Overlazied and Underpaid…

LOL! Not exactly underpaid, but not doing enough work to matter! Which in Arizona’s summer heat is probably the best way to survive: not working.

Truth to tell, today’s summer heat is not as advertised. It is not going to reach 117 today. Not a chance: at noon, it’s only 110 out there.

The hounds and I rolled out at 4 a.m. so as to get in the mile’s dog-&-human walk before the predicted blast-furnace heat rose up. It was only about 87 at that time — we were told the low would be 90. The morning was actually rather pleasant. We encountered about ten of our fellow dog-walkers, all of whom apparently had the same idea. Arrived back at the Funny Farm around 5:40, fed dogs, watered plants, refilled the pool, tossed in some more chlorine tabs, went swimming.

That must have pleased the neighbors, because Ruby barks hysterically every time I get in the water. Apparently she thinks the human is going to drown. Then (horrors!) she won’t get fed anymore.

Since the neighbors were the cause of my spending the Fourth of July working myself up to a near heat stroke and having to opt out of my favorite party of the year so as to stay home and guard the Farm from the risk of nitwit-initiated fire, I do not give one thin damn if my dog barks them out of the sack on a 90-degree morning. 😀 Bay away, little dog!

All that notwithstanding, the heat and the humidity begin to wear. Just now — along about two in the afternoon — it’s about 115 on the back porch. Not intolerable…but somewhat warm.

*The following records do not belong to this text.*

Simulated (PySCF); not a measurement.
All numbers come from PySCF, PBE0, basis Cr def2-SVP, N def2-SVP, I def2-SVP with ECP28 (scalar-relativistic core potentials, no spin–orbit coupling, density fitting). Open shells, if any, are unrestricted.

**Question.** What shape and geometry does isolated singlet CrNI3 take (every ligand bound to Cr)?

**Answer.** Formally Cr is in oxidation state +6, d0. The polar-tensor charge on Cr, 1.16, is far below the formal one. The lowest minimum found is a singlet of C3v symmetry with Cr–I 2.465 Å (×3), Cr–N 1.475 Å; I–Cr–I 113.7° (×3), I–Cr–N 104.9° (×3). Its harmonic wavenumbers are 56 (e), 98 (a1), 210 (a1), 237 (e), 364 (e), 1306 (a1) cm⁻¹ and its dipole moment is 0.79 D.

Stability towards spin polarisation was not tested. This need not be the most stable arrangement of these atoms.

Where creative and productive work are concerned, I do best in a cool, fairly gray climate: San Francisco and London are ideal. All this sunshine is a distraction. Actually, what happens is that it puts me in zombie mode. I just do not feel like working.

As in I cannot force myself to do ANYTHING.

Last week I had seven days in which to scribble the current installment of Ella’s Story. Did I write it last week? Was it ready to go come Monday morning?

Hell, no. Of course not.

But I did rack up 50,810 points on the set of games I’ve been playing.

{sigh}

So it was the middle of the afternoon before that got done, and then (IMHO) not very well.

Yesterday the place was overrun with various workers, which rendered writing or editing much of anything…problematic, shall we say.

Happily enough, though, I was rescued from having to pay some batsh!t amount of money to repair the propane grill! Its main knob — the one that turns on the primary burner — was stuck somehow. I thought the tube it attaches to had somehow got bent, and was silently blaming it on one of Gerardo’s cousins, whom I suspected of having whacked it with a leaf-blower.

BBQ repair dude was supposed to show up between 2 and 3 p.m. — try to imagine throwing yourself around with a heavy gas grill, in the sun, in 112-degree heat!

Not surprisingly, this poor fella called in sick. Along about 7 a.m., the office called and asked if they could send someone between 9:30 and 10 a.m.

This put the eefus on my plan to hit the grocery story as soon as rush hour ended. But without an oven, I’ve gotta have that grill working.

Well…”someone” was the company’s owner, an interesting and entertaining man. Forthwith, he discovered that nothing serious was wrong — a little rust or, he thought, just dirt, was jamming a part, He cleaned and lubricated the knob assembly, whilst entertaining me with conversation.

So that was good. Even better: he only charged $68 to fix it!

Man! I was expecting a $200 bill. The original appointment included their whiz-bang cleaning service, which I really did not need and would prefer not to get until after the weather cools off. So he opted that and barely charged enough to cover the gas to drive his truck up here.

So, even after yesterday’s junket to the grocery store, I still have $58 left in this month’s budget, with only a week to go.

At said grocer, I picked up a roll of dog food, meaning the doggy meals are now covered for the rest of the month and then some. Got a very nice watermelon — paying lots more than would have been required at Costco,. but obviating an extra trip to an extra store through the heat.

I may have as much loot as I need to make it to August 1 without having to buy any more food or household items. Possibly not. But whatever comes up surely will not cost $58.